The Federal Reserve is starting to look like the junkyard in Sanford & Son - but are we really surprised? Anything for NYC Bankers. (I can only imagine what the folks at Bear Stearns must be thinking to see their brothers waited on hand and foot)
- The Federal Reserve's first Term Securities Lending Facility (TSLF), to be held March 27, will be worth $75 billion and will expand on the types of collateral accepted, the New York Fed said on Thursday.
- The expansion in the array of collaterals can further help primary dealers, TSLF's targeted borrowers, to repair balance sheets that have been slammed by mortgage-backed securities that soured during the housing slump.
- In the debut TSLF auction, the Fed can now accept so called Schedule 2 collateral rather than the more narrow list of Schedule 1 collateral. Schedule 2 collateral includes agency collateralized mortgage obligations and triple-A rated commercial mortgage-backed securities, as well as previously announced private-label triple-A residential mortgage-backed securities, the New York Fed said. (triple A, wink wink - as in Ambak is triple A)
The changes came after ``extensive consultation with market participants,'' the New York Fed said in a statement today.
Translation: Whatever they ask for, they get.

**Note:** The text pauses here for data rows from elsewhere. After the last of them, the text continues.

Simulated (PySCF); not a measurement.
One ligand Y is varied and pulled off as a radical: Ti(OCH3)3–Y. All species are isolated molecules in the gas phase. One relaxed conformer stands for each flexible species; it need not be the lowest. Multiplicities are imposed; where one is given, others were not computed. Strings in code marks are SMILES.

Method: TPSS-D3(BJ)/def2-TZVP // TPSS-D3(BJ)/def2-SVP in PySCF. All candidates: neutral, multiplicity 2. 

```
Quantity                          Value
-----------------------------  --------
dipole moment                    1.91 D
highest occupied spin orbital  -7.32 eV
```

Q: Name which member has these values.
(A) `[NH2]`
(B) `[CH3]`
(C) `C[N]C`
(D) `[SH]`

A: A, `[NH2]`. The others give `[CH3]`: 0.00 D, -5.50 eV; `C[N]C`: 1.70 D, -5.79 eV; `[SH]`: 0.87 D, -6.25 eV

So up to now I have been pooh poohing the "Don't Fight the Fed" mantra but it's getting to the point that whatever the bankers want, the Fed will give. So as I stated yesterday, we might be nearing that stage with financials that we face with homebuilders - the news flow will continue poorly for months on end - the names will remain volatile with large swings up and down until everything is absorbed - then they will trade sideways for a long while.
I really need to get my own Federal Reserve - it is like having your own personal fairy godmother - they are here to make all our wishes come true. Now we only have 1 wish left to go - stop making us take the junk back on our balance sheet every 90 days and just buy it outright. Every other wish has been granted.